This letter was planted by members of the British intelligence community.  McMahon comments “Just as they collaborated to undermine politicians they regarded as ‘soft on Bolshevism’ it was natural that intelligence officers, Conservative power-brokers and newspaper proprietors – part of an interconnected élite – would work together to undermine the Free State”.

 

Matthews (2004), pgs 194-195 & 202; Fanning (2013), pg 345

 

 

 

 

 

 

Oct-30-24/1

At the burial in St. Patrick’s cemetery of six anti-Treaty men from Co. Louth executed in the Civil War, shooting breaks out when a number of men fire volleys over the graves and the military try to arrest them.  A Dundalk man, Joseph Hughes, is shot and dies shortly afterwards. 

 

Hall (2019), pgs 127-128; Ferriter (2021), pg 141

Oct-30-24/2 

The remains of two anti-Treaty volunteers Daniel Enright and Timothy O’Sullivan, who had been executed at Drumboe, Co. Donegal on March 14th 1922, are re-interred in their native town of Listowel in Co. Kerry. 

 

Horgan (2018), pgs 133-134

Oct-30-24/3

Addressing the Irish Society in Oxford University, Kevin O’Higgins removes the 1916 Rising from the formation of Irish Free State and instead attributed the legitimacy of the Free State to the 1918 General Election.  (Regan claims that this approach became the adopted strategy of Irish Governments after the outbreak of the conflict in Northern Ireland in 1968.)

This could also be the date when (according to Ferriter) addressing the Oxford Union, O’Higgins asked them to “remember what a weird composite of idealism, neurosis, megalomania and criminality is apt to be thrown to the surface in even the best regulated revolution”. (Ferriter does not give a date – just says that it was in 1924.)

 

Regan (2013), pgs 75-76;  Ferriter (2021), pg 13

Nov-04-24/1

The Executive Council of the Free State government declares an amnesty by discontinuing criminal proceedings for crimes committed during the Civil War.

Kissane comments “This marked the real end of the Irish civil war”.

 

Kissane (2005), pgs 96 & 167

Nov-08-24/1

Craig writes to Churchill (in his new role as Chancellor of the Exchequer) saying that there were three issues outstanding issues between the NI and UK governments that he wishes to discuss.  They were (1) funding of the USC; (2) amalgamation of the British and NI unemployment insurance funds and (3) NI’s imperial contribution.

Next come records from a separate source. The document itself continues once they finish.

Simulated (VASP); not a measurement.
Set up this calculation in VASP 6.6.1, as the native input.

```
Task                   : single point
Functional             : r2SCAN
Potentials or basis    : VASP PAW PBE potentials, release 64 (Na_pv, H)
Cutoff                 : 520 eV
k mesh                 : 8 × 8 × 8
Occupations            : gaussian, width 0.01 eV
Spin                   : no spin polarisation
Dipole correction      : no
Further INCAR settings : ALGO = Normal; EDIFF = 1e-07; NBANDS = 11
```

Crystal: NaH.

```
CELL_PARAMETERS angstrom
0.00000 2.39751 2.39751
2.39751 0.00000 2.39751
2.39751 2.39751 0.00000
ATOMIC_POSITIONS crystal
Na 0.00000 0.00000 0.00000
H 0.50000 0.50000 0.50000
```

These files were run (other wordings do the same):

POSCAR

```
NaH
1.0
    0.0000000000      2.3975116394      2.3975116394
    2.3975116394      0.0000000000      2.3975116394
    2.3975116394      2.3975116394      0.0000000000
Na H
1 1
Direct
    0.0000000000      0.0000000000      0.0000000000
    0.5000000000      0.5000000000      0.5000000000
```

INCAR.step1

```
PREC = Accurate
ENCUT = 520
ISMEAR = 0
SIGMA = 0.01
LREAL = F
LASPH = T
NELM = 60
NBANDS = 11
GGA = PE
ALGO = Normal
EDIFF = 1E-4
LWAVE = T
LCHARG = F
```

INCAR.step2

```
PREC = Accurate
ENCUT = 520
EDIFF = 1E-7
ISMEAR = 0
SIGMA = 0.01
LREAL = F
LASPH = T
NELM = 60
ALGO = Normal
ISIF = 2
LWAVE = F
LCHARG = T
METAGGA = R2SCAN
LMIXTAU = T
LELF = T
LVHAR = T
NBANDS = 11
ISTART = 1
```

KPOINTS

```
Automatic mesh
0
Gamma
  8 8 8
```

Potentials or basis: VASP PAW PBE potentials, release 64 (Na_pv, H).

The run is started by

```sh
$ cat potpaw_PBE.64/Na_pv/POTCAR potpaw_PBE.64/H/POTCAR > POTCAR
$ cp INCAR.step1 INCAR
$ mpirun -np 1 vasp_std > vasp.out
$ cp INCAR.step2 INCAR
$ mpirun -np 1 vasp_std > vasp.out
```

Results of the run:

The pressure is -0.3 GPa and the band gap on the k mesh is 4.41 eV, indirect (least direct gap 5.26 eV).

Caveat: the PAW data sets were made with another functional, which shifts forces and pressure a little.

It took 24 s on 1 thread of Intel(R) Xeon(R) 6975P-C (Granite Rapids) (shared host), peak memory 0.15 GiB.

Churchill replies that the success of the new Baldwin government depended on sound finance but he went on to say that “I shall support you in essentials”. 

See Nov-14 to 15-24/1.

 

Matthews (2004), pg 203

Nov-10-24/1

The NI cabinet decides on a public policy of non-cooperation with the Boundary Commission so that, if the Commission delivered findings it did not like, it could say that it was not bound by the Commission’s findings.  However, in practice, they were kept informed of the Commission’s deliberations via Fisher and the Ulster Unionist Council.

 

Matthews (2004), pgs 209-210

Nov-14 to 15-24/1

In memos to Churchill, Otto Niemeyer, the controller of finance in the UK’s Treasury, says that Craig’s demand for an additional £1m to fund the USC would, if granted, entail breaking the Treaty as the NI government was supposed (under the 1920 Government of Ireland Act) to fund its own security forces.  He also points out that if Craig’s government rejected the Boundary Commission’s findings, it is likely that they would use the British-funded USC to prevent implementation of the Commission’s findings which would be a “very awkward” situation.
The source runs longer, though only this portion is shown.